SINGAPORE — The Attorney-General’s Chambers (AGC) has identified two specific areas for improvement in the wake of the high profile acquittal of former domestic helper Parti Liyani, said Law and Home Affairs Minister K Shanmugam on Wednesday (4 November).
Firstly, AGC will develop guidelines on the valuation of stolen items, he told the House in his ministerial statement on the case.
There are currently no formal guidelines on this, with prosecutors expected to use their judgment and discretion, he said.
In Parti Liyani’s case, the valuation of items in the charges were derived from the estimates of her former employer Liew Mun Leong’s family.
“This has been the general practice, hitherto, to rely on the complainant’s assessment of the value,” said Shanmugam.
An independent assessment of the value of the items may have helped in this case, he added.
Secondly, AGC is also looking at how it prepares for trials, and will seek to learn from this case as well as others, said Shanmugam.
The prosecution’s overarching role is to ensure that justice is done and not to win at all costs, he pointed out.
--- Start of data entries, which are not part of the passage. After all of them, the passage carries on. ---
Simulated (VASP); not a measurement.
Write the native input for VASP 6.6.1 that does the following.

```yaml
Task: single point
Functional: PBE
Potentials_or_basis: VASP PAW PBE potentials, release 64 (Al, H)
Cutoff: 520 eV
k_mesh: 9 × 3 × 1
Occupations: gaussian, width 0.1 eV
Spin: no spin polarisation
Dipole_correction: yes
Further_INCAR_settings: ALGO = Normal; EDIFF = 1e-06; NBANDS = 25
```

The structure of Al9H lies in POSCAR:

“AGC has consistently emphasised this point to all its officers and will continue to do so,” he added.
On the High Court’s observations regarding the demonstration of a DVD player’s workability in court by two Deputy Public Prosecutors (DPP), Shanmugam said the matter is subject to disciplinary tribunal (DT) proceedings with possible penal sanctions.
“There will be a full account of what the DPPs did at the DT,” he added.